The share buyback programme, active since March 2020, has repurchased approximately 6.6 million shares to date. The mandate was increased to €175 million in February 2025, though volumes remain modest, recent purchases in March 2026 totalled ~34,000 shares at €15.44–€16.64.
Founders Control the Company, and the Free Float Is Thin
Tikehau Capital Advisors (TCA), the management holding company, owns 55.1% of Tikehau Capital SCA. Within TCA, co-founders Antoine Flamarion and Mathieu Chabran and other management/employees collectively control about 58% of the listed entity. A broader concert agreement, including TCA, MACSF (6.2%), Crédit Mutuel Arkéa (combined ~4.5%), and Neuflize Vie (1.3%), held ~66.4% of capital as of early 2024. Temasek (via Esta Investments) holds approximately 4.4% after its November 2025 partial sale. The free float is approximately 36% (~63 million shares), which constrains daily liquidity to roughly 92,000 shares per day.

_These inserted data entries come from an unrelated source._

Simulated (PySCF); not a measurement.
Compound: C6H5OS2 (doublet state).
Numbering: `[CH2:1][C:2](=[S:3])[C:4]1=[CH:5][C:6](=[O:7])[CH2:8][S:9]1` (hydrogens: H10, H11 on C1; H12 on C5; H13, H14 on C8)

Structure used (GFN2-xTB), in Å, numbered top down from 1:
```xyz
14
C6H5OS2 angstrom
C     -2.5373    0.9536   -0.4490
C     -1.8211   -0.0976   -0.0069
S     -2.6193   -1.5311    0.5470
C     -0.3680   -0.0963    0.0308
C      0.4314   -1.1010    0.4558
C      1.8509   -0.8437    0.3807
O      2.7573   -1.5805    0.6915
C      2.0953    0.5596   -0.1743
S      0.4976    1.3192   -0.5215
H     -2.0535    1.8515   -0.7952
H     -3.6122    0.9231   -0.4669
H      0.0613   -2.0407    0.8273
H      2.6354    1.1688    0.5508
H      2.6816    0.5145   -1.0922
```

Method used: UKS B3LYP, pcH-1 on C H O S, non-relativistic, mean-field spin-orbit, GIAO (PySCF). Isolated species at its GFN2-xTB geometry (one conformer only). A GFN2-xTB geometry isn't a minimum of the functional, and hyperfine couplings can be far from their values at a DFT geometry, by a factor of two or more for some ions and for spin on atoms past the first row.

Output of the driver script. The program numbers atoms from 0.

This concentrated ownership structure is a double-edged sword for income investors: founders' economic interests are deeply aligned with dividend growth (they receive the majority of distributions), but the limited float can amplify price volatility around block sales, as the Temasek episode demonstrated.
How Tikehau Stacks Up Against European Income Alternatives
Among listed European alternative asset managers, Tikehau's yield profile occupies a distinctive middle ground.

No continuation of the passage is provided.